By Jacob Gronholt-Pedersen
COPENHAGEN (Reuters) – Apple Inc said on Monday it will spend 6 billion Danish crowns ($921 million) on a new data center in Denmark, its second in the Nordic country to run entirely on renewable energy.
Facebook in January also announced plans to build a data center in Denmark, only its third outside of the United States.
Apple has pledged to back the Paris climate accord by switching to renewable energy and has recently issued a $1 billion green bond after the United States pulled out of the pact. Chief Executive Tim Cook was one of several CEOs who directly appealed to President Donald Trump to keep the United States in the pact before he made his decision.
Apple said the data center would begin operations in the second quarter of 2019 in Aabenraa in southern Denmark near the German border.
It will power Apple’s online services, including the iTunes Store, App Store, iMessage, Maps and Siri for customers across Europe.
“We’re thrilled to be expanding our data center operations in Denmark, and investing in new sources of clean power,” Erik Stannow, Nordic manager for Apple, said in a statement emailed to Reuters.
“The planned facility in Aabenraa, like all of our data centers, will run on 100 percent renewable energy from day one, thanks to new clean energy sources we’re adding,” he said.
Apple’s first data center in Denmark near the town of Viborg is due to begin operations later this year.
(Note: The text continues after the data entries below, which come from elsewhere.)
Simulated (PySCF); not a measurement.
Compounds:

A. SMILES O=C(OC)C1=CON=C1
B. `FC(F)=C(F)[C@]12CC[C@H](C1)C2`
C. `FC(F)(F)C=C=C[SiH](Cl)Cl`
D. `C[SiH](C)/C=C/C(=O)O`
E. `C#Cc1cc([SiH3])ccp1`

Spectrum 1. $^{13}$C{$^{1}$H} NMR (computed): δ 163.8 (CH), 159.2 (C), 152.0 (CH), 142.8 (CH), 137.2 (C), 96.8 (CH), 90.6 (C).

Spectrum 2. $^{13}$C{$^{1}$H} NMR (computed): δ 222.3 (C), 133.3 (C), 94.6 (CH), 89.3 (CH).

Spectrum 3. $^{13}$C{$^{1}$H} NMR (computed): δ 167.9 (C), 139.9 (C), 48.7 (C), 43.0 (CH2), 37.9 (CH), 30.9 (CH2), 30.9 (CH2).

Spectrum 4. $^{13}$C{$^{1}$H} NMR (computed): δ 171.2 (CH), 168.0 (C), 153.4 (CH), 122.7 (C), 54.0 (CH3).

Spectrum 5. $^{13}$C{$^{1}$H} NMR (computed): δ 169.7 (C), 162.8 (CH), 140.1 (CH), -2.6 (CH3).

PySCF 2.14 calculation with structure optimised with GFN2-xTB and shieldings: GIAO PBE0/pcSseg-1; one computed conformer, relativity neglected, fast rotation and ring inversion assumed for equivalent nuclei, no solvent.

Apple said a planned data center in Athenry, Ireland, announced in 2015 had yet to begin construction.
Apple confirmed that the Irish data center is currently under judicial review.
Denmark, a leader in wind power, has abundant supplies of wind energy as well biomass energy.
“The reliability of the Danish grid is one of the main reasons we will operate two sites in Denmark,” Stannow said.
The small Nordic country hopes these investments will boost its IT sector.
“Denmark is becoming northern Europe’s hub for data centers with a high prospective for growth for the tracking industries delivering solutions to the many data centres sprouting up all over the world,” the foreign ministry said in a statement.